Hal was one of the world’s leading econometricians. One of his core beliefs was that the models and assumptions that we bring to the data are inevitably flawed and misspecified in some way. It might seem that if you believe that, there’s no hope in trying to do econometrics. But some of Hal’s most remarkable discoveries concerned how to form valid inference even if part of what you assumed was fundamentally wrong.

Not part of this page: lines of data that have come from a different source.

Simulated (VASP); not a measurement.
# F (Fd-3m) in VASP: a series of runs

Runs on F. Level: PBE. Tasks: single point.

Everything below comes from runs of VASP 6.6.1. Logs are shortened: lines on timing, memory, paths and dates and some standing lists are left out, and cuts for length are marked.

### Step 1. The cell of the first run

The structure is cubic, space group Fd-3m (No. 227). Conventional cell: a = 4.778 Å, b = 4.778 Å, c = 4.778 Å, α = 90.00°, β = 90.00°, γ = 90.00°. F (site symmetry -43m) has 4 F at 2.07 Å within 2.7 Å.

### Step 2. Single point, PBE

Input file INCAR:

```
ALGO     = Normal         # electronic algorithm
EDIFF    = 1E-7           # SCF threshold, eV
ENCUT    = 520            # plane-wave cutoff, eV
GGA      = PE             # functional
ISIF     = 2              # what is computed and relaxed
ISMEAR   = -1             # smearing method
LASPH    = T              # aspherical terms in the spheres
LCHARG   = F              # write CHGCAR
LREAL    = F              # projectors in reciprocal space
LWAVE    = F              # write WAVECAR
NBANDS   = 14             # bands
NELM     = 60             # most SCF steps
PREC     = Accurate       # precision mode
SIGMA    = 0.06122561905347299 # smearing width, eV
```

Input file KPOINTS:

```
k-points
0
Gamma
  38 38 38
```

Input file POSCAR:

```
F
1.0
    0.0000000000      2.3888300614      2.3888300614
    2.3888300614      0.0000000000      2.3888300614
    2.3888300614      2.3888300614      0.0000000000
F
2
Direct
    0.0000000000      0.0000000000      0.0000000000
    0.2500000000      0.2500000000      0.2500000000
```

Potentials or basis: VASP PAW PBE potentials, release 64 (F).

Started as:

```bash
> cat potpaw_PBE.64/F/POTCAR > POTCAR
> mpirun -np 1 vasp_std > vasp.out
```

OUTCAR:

An example arises in ordinary regression analysis, in which a common assumption is that the variance of the regression model’s error is the same for all observations. Suppose that assumption is wrong, and instead the variance depends in an unknown way on the various explanatory variables. Hal found that it is possible to characterize how that dependence would affect the reliability of the inference from the regression, and construct modified t-statistics or F-statistics that take this into account. This was such a useful contribution that it is now a standard option a user can easily select in any decent regression software package. Hal once lamented to me that this was an example of a contribution that became so successful and widespread that people forgot who came up with it in the first place. Hal’s proposed adjustments are often described as “robust standard errors” or “heteroskedasticity-consistent standard errors”, though I have always introduced them to my students as “White standard errors”.
Hal also showed that this idea generalizes much more broadly, as spelled out in his classic article, Maximum Likelihood Estimation of Misspecified Models. The maximum likelihood estimator (affectionately known as the “MLE”) refers to a particular estimate of parameters that is derived from the claim that the researcher knows the family from which the true probability distribution that generated the data comes. Hal’s remarkable contribution here was to examine the properties of that inference if you have assumed the wrong class of probability distributions. He referred to that procedure (using an MLE that is based on an incorrect assumption about the probability distribution) as “quasi maximum likelihood estimation.” Again establishing the properties of such inference seems like (and is!) an astounding result. But when you get into the math, you discover that it makes perfect sense. For example, one could assume (mistakenly, perhaps), that the error terms in the regression model came from a Normal distribution with mean zero and constant variance. If your assumptions were correct, then the MLE turns out to be the usual formula for regression estimation. However, even if your assumption about the probability distribution is wrong, one can show that what you were calling the MLE is usually still giving you a decent estimate of something, namely, an estimate of the best prediction of y if you want to base your prediction on a linear function of x. In fact, White’s robust standard errors for ordinary regression prove to be a special case of his general results for quasi maximum likelihood estimation.
Hal had a host of other very fundamental contributions, ranging from the recognition that neural networks are essentially a statistical inference problem, elegant contributions to asymptotic theory, any number of extremely useful specification tests, and his most recent interest in some very deep ideas about causality and inference. There are I suspect a great many papers by Hal and his co-authors that have not yet been published, but soon will be, as he remained astonishingly productive up to the end, writing papers faster than the journals could publish them.